Somme 1916 Museum (Musée Somme 1916)
During the Somme offensive, Albert was the most important town behind Allied lines for British and French forces fighting against the Germans. Travelers often visit the Somme 1916 Museum as part of a World War I battlefield and graveyard tour, either self-guided or as a group. Tickets are affordably priced, with discounts for veterans, children, students, and people with disabilities, and it’s worth prebooking online. Dedicated history buffs will want to base themselves in Amiens, or even Albert, but it’s also possible to tour the Somme on a day trip from Paris, around two hours away.
Things to Know Before You Go
The Somme 1916 Museum is a must for history buffs and anyone with a family connection to the battle. It’s also a good educational choice with kids.
Exhibits are clearly signed in four languages: English, French, German, and Dutch.
The museum’s documentary is a great introduction to the Somme for travelers on a battlefield tour.
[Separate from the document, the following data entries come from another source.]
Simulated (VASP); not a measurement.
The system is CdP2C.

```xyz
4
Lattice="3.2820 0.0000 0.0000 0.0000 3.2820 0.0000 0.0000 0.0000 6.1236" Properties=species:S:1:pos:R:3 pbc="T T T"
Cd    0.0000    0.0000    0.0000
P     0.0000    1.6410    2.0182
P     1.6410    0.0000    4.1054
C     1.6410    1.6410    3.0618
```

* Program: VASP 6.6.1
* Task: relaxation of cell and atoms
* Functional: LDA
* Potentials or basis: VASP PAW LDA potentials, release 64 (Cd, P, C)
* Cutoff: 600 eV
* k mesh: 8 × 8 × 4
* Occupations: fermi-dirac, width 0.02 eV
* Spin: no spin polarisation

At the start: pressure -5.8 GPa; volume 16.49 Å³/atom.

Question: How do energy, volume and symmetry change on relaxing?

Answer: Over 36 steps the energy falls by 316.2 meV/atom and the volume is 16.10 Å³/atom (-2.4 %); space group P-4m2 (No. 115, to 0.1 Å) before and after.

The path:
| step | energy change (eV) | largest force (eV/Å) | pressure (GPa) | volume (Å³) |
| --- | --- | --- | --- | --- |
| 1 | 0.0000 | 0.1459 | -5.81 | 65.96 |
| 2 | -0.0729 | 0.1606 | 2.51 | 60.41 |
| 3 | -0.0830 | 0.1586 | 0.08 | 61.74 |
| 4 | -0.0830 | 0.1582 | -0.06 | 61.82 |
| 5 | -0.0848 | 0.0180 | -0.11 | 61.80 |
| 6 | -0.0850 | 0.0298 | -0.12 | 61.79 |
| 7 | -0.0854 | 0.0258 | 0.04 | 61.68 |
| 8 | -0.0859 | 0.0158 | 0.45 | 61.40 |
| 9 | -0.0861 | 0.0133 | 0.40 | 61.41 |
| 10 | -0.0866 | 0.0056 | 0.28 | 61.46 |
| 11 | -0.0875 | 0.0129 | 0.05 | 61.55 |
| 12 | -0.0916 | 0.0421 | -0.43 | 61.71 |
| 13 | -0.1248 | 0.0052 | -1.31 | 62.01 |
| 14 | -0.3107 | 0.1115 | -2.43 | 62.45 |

The museum is set below ground in ancient tunnels used as an air-raid shelter during World War II. It’s not wheelchair-accessible.
How to Get There
The Somme 1916 Museum is located in the town of Albert, and its entrance is under the Basilica of Our Lady of Brebières (Basilique Notre-Dame de Brebières). Albert is about 30 minutes from Amiens by train, and the museum is a 5-minute walk from the station. If you’re coming from Paris, your quickest train option is from Gare du Nord via Amiens.
When to Get There
The museum is open from the end of January until mid-December and operates from morning until early evening seven days a week. Avoid weekends during the summer peak. Midafternoon is often a good time to arrive, as big groups tend to come through in the morning.
What Was the Somme?
Also known as the Somme Offensive, the Battle of the Somme (technically, the First Battle of the Somme) was one of the First World War’s most painful and pointless encounters. The aim was for Allied forces to deliver a decisive blow to the Germans, but at the end of five months’ fighting, around 1,300,000 soldiers had been seriously injured or killed in action, while Allied forces had advanced just 6 miles (10 kilometers).